Top Ten Tuesday: Top Ten Books I Wouldn’t Mind Santa Leaving Under My Tree

It’s Top Ten Tuesday, the book meme hosted by the fantastic Broke and the Bookish!

This week’s theme is: Top Ten Books I Wouldn’t Mind Santa Leaving Under My Tree!

I decided to go way, way back into the annals of my Goodreads and Amazon lists and discover what I’ve added so long ago that I can’t remember why or how the book entered my field of vision. I picked out a few that I may have forgotten about over time, but still want to read.

  1. Carrie by Stephen King

    Although my stance on the “King” of horror is decidedly ambivalent (please, someone punch me for that pun), I do enjoy a lot of his earlier works that I’ve read, such as Misery, Firestarter, and IT. Because I can never be effulgent about King, I will simply state that should the book fall into my hands, I wouldn’t mind reading it.

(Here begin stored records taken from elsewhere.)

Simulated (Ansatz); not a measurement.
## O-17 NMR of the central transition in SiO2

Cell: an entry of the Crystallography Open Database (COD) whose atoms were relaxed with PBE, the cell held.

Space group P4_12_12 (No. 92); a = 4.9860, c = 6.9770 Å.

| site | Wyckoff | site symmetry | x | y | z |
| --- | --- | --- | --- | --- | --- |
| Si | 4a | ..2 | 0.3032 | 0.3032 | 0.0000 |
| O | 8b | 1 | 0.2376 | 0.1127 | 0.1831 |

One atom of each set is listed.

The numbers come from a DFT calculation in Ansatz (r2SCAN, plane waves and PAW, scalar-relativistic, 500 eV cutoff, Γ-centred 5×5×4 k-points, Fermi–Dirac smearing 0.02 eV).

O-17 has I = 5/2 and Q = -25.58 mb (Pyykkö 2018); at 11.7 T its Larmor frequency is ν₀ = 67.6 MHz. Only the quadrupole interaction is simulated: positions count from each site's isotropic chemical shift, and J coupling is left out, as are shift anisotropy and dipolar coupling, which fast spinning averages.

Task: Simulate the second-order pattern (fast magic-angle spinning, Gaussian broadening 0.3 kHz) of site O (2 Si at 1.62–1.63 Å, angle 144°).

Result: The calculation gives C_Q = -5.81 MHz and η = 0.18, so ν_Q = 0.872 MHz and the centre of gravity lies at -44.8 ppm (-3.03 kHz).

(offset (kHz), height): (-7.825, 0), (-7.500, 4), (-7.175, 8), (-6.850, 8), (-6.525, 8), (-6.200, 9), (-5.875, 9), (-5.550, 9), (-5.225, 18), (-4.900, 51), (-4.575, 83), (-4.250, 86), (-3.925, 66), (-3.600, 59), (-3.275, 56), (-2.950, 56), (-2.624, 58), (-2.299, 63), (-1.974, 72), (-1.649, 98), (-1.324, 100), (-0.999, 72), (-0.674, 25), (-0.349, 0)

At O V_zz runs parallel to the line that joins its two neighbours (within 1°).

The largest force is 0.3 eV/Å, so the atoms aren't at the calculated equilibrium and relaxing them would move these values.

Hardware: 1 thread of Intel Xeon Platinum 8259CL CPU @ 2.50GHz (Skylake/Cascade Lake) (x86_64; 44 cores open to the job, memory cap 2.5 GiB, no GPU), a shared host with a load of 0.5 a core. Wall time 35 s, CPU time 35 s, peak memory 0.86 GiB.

  2. 30 Rock and Philosophy: We Want to go to There by William Irwin and J. Jeremy Wisnewski

    I want to go to this book while I’m workin’ on my night cheese and take it behind a middle school and get it pregnant.
  3. The Sundial by Shirley Jackson

    Shirley Jackson wrote a claustrophobic, apocalyptic novel about a bunch of weirdos cloistered inside a house like a doomsday cult, and I haven’t read it!?!

  4. Anything by Haruki Murakami

    First, because I need to do a better job at reading diverse books, and second, because I want to buy a ticket on the Murakami train.
  5. Invisible Man by Ralph Ellison

    Ditto on the read more diverse books. I also learned in Shirley Jackson’s new biography by Ruth Franklin that Ellison was a close friend of Jackson and her husband  and collaborated with them during the writing of this book. An important work in the advent of the Civil Rights Movement. 

  6. The Sweet Hereafter by Russel Banks

    I watched the film “The Sweet Hereafter” several years ago and it wrecked me. Simply devastating. I’m interested to see how the book and film (directed in a highly stylized manner by Atom Egoyan) differ. 

  7. When the Mississippi Ran Backwards by Jay Feldman
    This book has it all: murder, intrigue, an earthquake, Thomas Jefferson, and the nastiest river you ever accidentally fell into. Seeing as how I spent a good portion of my life living just north of the New Madrid Fault line (pronounced “MAD-rid,” not “MUH-drid”), this looks like a fascinating slice of history. 

  8. Columbine by Dave Cullen

    Man, I sure ask Santa for some depressing stuff. I think I’ve been avoiding this read because it will be difficult. The legacy of Columbine is rooted in the minds of anyone who remembers that afternoon when the tragedy played out in real time over televisions. 

  9. Open City by Teju Cole
    8526694Diverse books! This book is on my Amazon wish list at least twice as well as my Goodreads and Litsy #TBR shelves. Obviously, the universe wants me to read this.
  10. Hex by Thomas Heuvelt
    Dear Santa: If I don’t get this book soon, I’m breaking up with you.